The new "Who?" Question.  I asked it this way:  For some perspective on market diversity, note the recent reveal of the next-gen Outlander PHEV.  It is said to deliver a 120 km range for EV.  That's 74.5 miles and will offer a larger interior.  That helps emphasize the "too late" situation.  If something is tried and doesn't work, try something else.  GM is. Toyota will be.  Heck, even Nissan is planning to.  Seeing the success of gen-1 Outlander in Europe should be a clue as to the success of gen-2 here.  Who do you think the competition is?

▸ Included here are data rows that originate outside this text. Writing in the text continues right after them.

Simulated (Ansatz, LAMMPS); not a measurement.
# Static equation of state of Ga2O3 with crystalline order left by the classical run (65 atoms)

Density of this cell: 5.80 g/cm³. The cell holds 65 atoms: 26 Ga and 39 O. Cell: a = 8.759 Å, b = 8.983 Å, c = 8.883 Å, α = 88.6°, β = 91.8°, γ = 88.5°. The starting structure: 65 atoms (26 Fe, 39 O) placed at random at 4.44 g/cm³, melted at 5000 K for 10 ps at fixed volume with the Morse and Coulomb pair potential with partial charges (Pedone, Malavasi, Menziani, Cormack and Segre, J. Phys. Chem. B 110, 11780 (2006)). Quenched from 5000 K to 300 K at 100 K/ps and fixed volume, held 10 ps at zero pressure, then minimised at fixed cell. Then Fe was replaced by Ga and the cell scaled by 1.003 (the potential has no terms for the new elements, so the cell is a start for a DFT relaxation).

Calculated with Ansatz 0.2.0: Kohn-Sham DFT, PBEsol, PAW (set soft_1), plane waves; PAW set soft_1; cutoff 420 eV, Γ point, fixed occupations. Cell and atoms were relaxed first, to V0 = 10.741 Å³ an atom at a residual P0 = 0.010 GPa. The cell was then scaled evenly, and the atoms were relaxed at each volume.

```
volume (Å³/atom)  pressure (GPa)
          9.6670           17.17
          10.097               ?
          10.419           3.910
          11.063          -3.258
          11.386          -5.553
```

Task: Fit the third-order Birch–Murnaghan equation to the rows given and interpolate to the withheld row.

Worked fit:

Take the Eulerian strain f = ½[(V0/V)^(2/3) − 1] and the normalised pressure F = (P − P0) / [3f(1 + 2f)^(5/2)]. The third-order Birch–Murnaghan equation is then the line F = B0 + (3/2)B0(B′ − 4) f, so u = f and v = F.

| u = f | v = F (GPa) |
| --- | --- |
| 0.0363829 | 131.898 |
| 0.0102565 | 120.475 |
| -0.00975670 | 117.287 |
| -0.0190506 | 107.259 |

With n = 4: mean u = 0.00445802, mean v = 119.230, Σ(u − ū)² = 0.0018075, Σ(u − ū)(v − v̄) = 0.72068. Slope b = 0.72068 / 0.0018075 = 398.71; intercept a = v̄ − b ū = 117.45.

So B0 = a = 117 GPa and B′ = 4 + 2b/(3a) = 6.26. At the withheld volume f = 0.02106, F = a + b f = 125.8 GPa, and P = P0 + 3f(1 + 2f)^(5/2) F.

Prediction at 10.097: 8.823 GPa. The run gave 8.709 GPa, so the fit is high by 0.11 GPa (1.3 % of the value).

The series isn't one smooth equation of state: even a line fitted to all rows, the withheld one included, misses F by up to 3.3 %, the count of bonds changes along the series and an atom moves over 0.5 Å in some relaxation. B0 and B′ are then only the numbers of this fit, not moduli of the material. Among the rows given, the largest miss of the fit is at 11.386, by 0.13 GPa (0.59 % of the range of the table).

Video for New Shopper.  Someone who joined the big Prius forum just 3 months ago with interest in Prius Prime posted a new thread, asking for reasons why it may be a better choice than Volt.  I was intrigued to see where this new discussion opportunity would take us.  So, I jumped in with:  It depends upon what your priorities are.  If you don't need more EV range, why bother with a car offering a larger battery-pack, especially if the tradeoff is less headroom for rear seating?  Prius Prime will deliver much better MPG after depletion too.  There's also the electricity consumption to take into consideration.  Your location in the Midwest would mean a greater benefit from the vapor-injected heat-pump Prius Prime will include, rather than the less efficient resistance type heater.  Having 82,000 miles on my Prius PHV, which has been averaging 72 MPG over the past 4.5 years, the decision to upgrade to a Prius Prime right away is a no-brainer.  I can recharge at work using solar electricity, which will bump my 19-mile commute average from around 110 MPG to possibly 999 MPG.  Since I take long trips routinely, the improved efficiency of the gas-engine will be a nice benefit too.  I'm also looking forward to the variety of goodies Prius Prime will offer that have nothing to do with being clean & efficient.  The LED lighting will be sweet, the color head-up-display and new screens will be fantastic, and the dual-wave rear window will be the boom.  Carrying my kayaks on top will be interesting, where high-tech and the outdoors collide.  For some perspective, here's a video of a commute to work I filmed last month:  Prius PHV - Summer Commute Home


Too Late, part 5.  My conclusion will hopefully bring about an end to the rhetoric.  What a waste having to deal with such nonsense.  It should be a matter of addressing issues, them moving on.  Some have a much harder time dealing with change though... as this exchange has clearly points out:

That claim of "too late" does serve as confirmation of closing a chapter.

The problem is your disturbing take on what should happen next: "Quantity will be determined by market demand, as it should be."  That formula doesn't work.  Volt overwhelming proved the masses won't change simply if you deliver a well performing vehicle.  No matter how much praise enthusiasts gave Volt about performance traits, the reality of compact seating and disinterest for saving gas kept sales down.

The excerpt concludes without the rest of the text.